Trans-Pacific View author Mercy Kuo regularly engages subject-matter experts, policy practitioners, and strategic thinkers across the globe for their diverse insights into U.S. Asia policy. This conversation with Matt Sheehan – author of newly published The Transpacific Experiment (Counterpoint 2019) and Fellow at the Paulson Institute’s think tank, MacroPolo – is the 201st in “The Trans-Pacific View Insight Series.”
How could the California-China linkage mitigate tensions in U.S.-China relations?
Right now the diverse ties between California and China are both mitigating and in some cases exacerbating these tensions.
Over the last decade, there have been lots of synergistic, productive ties built between these two places. There’s been cooperation on climate and clean energy investments. There’s the way that Chinese students effectively helped subsidize the University of California system during some of its toughest financial years. And there have been rich two-way flows of talent and ideas between the technology ecosystems in Silicon Valley and China. Those ground-level ties can work toward shared interests, and hopefully deepen our understanding of each other.
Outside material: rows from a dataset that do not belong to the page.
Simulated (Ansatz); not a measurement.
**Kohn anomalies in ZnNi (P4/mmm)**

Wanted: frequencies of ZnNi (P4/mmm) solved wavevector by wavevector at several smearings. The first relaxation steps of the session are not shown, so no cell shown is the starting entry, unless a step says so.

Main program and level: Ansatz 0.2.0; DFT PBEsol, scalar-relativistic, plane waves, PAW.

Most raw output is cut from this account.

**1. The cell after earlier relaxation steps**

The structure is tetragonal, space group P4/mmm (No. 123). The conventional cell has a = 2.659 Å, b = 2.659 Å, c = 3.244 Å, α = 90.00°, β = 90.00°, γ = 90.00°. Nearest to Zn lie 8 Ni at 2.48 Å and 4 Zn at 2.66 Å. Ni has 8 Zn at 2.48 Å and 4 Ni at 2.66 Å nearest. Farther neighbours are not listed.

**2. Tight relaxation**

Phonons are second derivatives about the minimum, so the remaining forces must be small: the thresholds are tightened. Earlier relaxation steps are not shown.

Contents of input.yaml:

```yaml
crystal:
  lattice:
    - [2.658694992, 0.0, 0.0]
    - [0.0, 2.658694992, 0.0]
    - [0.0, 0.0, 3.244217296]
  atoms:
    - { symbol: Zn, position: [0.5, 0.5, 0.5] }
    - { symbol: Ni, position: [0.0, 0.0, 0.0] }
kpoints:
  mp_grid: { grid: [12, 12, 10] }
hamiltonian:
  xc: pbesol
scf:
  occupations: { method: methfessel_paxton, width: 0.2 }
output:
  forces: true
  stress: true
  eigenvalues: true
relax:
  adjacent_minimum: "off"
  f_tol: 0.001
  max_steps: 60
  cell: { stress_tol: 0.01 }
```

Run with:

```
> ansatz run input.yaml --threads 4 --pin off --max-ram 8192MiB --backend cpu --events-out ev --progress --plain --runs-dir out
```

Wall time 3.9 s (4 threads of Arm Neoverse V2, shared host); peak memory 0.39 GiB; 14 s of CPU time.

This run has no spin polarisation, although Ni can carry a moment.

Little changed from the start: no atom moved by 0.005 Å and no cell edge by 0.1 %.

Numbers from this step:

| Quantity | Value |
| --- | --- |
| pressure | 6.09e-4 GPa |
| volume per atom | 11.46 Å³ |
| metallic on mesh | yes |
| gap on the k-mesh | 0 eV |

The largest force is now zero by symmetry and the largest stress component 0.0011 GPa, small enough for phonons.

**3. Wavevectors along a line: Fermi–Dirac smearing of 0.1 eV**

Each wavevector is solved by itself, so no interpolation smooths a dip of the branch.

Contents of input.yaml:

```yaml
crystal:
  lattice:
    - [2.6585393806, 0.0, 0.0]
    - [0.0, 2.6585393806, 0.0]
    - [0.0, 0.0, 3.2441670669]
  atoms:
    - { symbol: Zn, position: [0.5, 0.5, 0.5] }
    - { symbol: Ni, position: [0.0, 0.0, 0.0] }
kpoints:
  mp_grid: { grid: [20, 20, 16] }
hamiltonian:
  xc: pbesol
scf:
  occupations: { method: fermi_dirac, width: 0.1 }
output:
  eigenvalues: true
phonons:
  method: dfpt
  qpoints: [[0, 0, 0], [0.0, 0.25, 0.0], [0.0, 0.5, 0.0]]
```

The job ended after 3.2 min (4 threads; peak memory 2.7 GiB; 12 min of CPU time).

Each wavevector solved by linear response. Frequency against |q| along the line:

But many of those same ground-level ties have also led to a backlash, both at the local and national levels. The influx of Chinese students at California universities led to a backlash from some California students who worried freshmen admission was being sold off. And technology ties between the ecosystems are now at the center of the frictions in the US-China relationship today.
That central tension – the closer these places come together, the more intense the frictions can be – is what I explore in The Transpacific Experiment.
Explain your term “Silicon Valley’s China Paradox” in the context of the U.S.-China technology tensions.
Silicon Valley’s China Paradox refers to the transpacific technology dynamic that held for the past decade: while transpacific flows of people, money, and ideas reached new heights, the internet itself grew more divided than ever.
You had Chinese engineers cramming into Silicon Valley, U.S. tech executives taking leadership roles at Chinese companies, venture capital splashing between the ecosystems, and companies in both countries looking to each others’ products for inspiration. And yet, almost all the American tech giants were either banned or beaten in China, and the big Chinese companies failed to crack the U.S. market.
That striking imbalance – rich ties at the ground level, increasing divides at the top –couldn’t hold forever. Many thought it would resolve in favor of free flows at all levels, with U.S. companies finally cracking China and Chinese companies reaching global users. But instead, the current conflict beginning to break these ties at all levels: cutting off investment, restricting Chinese student visas, and shutting down international research collaborations.
It’s a momentous shift, and one that will likely have ripple effects for decades to come.
How might California’s leadership impact U.S.-China subnational engagement?
California has been at the forefront of trends that went on to affect states across the country: growing numbers of Chinese undergrads, increasing real estate purchases, the rise and fall of Chinese direct investment, etc. California was both the earliest and biggest recipient of all these surges, and lots of states could learn from where California handled them well, and where it handled them poorly.
But California also has some unique strengths that bind it with China. Silicon Valley is a one-of-a-kind place, and it is the center of the increasingly important technology relationship with China. Same goes for Hollywood and the film industry. So while what happens in California is a harbinger of certain subnational trends, it also stands out for its global importance.
What can other U.S. states learn from California’s transpacific experiment?
That grassroots international diplomacy is a tricky game, one with big huge potential for both progress and backlash. By underinvesting in our public universities, affordable housing, and blue-collar industries, we put ourselves in a position where engaging with Chinese investors was very attractive, even essential. But there wasn’t enough thought put into making sure these linkages directly benefit ordinary people in California, and that has made the experiment particularly combustible.
For 2020 U.S. presidential contenders, identify the essential messaging elements to frame the national debate on the future of U.S.-China relations.
China is not going away any time soon, and simply cutting all ties with the country will not make the U.S. safer or more prosperous.
When it comes to some of the greatest threats we face – whether it’s climate change, nuclear proliferation, or new dangers coming from emerging technologies – we simply don’t have a choice of whether or not to engage. U.S. institutions will need to have productive working relationship with their Chinese counterparts, whether those are cutting-edge researchers, technology companies, or government officials.
That doesn’t mean taking the old happy-go-lucky attitude toward the relationship. We need to be sober in identifying where Chinese institutions have taken advantage of American openness, and deal with that in smart ways. But we also have to recognize that in many areas, the U.S. benefits from engaging with Chinese people and institutions, both in terms of our competitiveness and our long-term security.
Right now the pendulum of the relationship has swung from one extreme to the other. We went from a decade in which the U.S. government took a highly laissez faire attitude toward subnational engagement, and we’re now in a phase when almost any engagement is looked on with extreme suspicion. The right approach is somewhere in the middle: being vigilant when it comes to the Chinese government, but also recognizing that American competitiveness and security requires engagement with Chinese people and institutions on many levels.